1/25/1993 - 8/15/1993
Organizing institution: The Fralin Museum of Art at the University of Virginia
An exhibition of African masks, headdresses, and sculptures selected to exemplify African aesthetic and moral principles. The exhibition focuses on African artistic principles evidenced in objects created for a variety of ritual purposes and expressing different symbolic meanings.
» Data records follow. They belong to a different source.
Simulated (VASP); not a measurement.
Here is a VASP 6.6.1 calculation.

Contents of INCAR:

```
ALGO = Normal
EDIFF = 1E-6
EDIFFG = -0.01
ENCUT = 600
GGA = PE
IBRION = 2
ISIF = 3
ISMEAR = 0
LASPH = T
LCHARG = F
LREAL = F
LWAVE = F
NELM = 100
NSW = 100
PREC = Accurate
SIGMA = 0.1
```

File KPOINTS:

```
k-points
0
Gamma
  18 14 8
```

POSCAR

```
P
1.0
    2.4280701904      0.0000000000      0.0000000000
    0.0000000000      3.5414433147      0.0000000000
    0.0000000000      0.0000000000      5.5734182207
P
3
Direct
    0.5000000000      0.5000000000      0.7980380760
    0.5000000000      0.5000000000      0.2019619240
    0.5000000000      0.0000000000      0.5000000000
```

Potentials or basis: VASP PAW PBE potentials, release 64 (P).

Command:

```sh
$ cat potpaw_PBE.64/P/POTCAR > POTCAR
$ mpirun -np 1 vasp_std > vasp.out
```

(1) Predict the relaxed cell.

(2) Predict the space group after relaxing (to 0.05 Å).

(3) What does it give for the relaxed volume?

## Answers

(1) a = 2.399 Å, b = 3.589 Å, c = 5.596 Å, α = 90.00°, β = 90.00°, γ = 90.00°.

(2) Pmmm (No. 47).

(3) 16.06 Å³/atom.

African artifacts have generally been exhibited with reference only to cultural context and use. In view of recent studies of African aesthetic principles and related moral and religious values, there is good reason to emphasize the formal aesthetic aspects of the objects and the moral and religious ideas they express. African aesthetics generally has a moral basis, as indicated by the fact that in many African languages the same word means "beautiful" and "good." It is consistent with the use and meaning of African art that it should be both beautiful and good, because it is intended not only to please the eye but to uphold moral values. The ethical and religious basis of African art may explain why the principal subject is the human figure; African art often appears in ritual contexts that deal with the vital moral and spiritual concerns of the human condition.
It is important, furthermore, to display most African sculpture, especially masks and headdresses, in the round at about eye level, because this is how they are seen on the heads of dancers. African carvers try to make masks and headdresses appear visually interesting and to show different aspects as the dancer revolves before the people.
The objects selected for this exhibit were chosen both to exemplify African aesthetic and moral principles and to display some of the finest pieces in the Bayly's large collection. Most of the pieces in the exhibit come from West African societies.